At the beginning of this week, I contributed in presenting during the Interim Demo on Monday and Wednesday. Our original motor control board broke down and the temporary board suddenly got delayed in shipping, but I was able to help set up the replacement board for Wednesday’s demo once it came to give the staff a better view of how the DC bike motors will be operated. Following the demo, I started to build the base using PVC pipe, PVC sheet, and thinking about the gears to buy. However, due to a limited timeline and not wanting to take any risks of building a rotating base that may potentially break down or not work, I helped decide to use a robot for the base instead. The robot has its own motor controls and wheels, meaning that it will be able to be mobile and make it easier to rotate as well as travel around if our launcher’s range is limited.
My progress was initially behind, but after shifting to the robot base, it makes the project timeline more achievable. Rather than having to rely on completely building a base from scratch with gears, ball bearings, and stepper motor that may not even work until it is finalized and tested, I believe that having a robot makes our project completable in the coming weeks since it is already a built structure. The robot needs to have its wheel motors coded and have the launchers and camera reintegrated on top of it.
Next week, I hope to rebuild the launcher onto the robot base once it arrives. Currently putty is being used to stabilize the wheel attachments on the DC bike motors, so I plan to use some form of press fit + strong glue to make it better. Following the physical build, I hope to help Miles with the motor control code for both the launcher and the robot. The CV is basically finished so motors and overall integration are the biggest priority.

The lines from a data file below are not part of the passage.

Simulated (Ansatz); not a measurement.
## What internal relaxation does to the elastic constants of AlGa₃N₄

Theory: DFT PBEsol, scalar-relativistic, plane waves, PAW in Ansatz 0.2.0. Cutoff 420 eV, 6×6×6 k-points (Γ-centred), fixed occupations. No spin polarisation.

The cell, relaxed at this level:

With a temporary launcher built and applying low wattage (around 10% of the motor’s max of 350W), the ball launches around 2 feet. Also, the temporary putty with the wheel attachment seems to be stable when launching a ball at low power. The 45 degree angle attachments for the base of the motors also hold up and so far gives the desired launch distance as calculated by my physics. With all of these temporary and low power implementation, I am confident that in the coming weeks when better parts arrive and I can finalize the build, the ball will be able to launch 20+ feet at 45Âș as proposed. When the structure is completely built, I will apply max wattage to the motors and see how far the tennis ball launches with respect to a 20 foot marker/tape on the ground. If it does not reach 20+ feet, then adjustments such as reducing/increasing the angle of launch or using different materials for the spinning wheels may be tested for example. If these alternatives do not work, then testing robot mobility to reach a target rather than overexerting a launch distance is another option.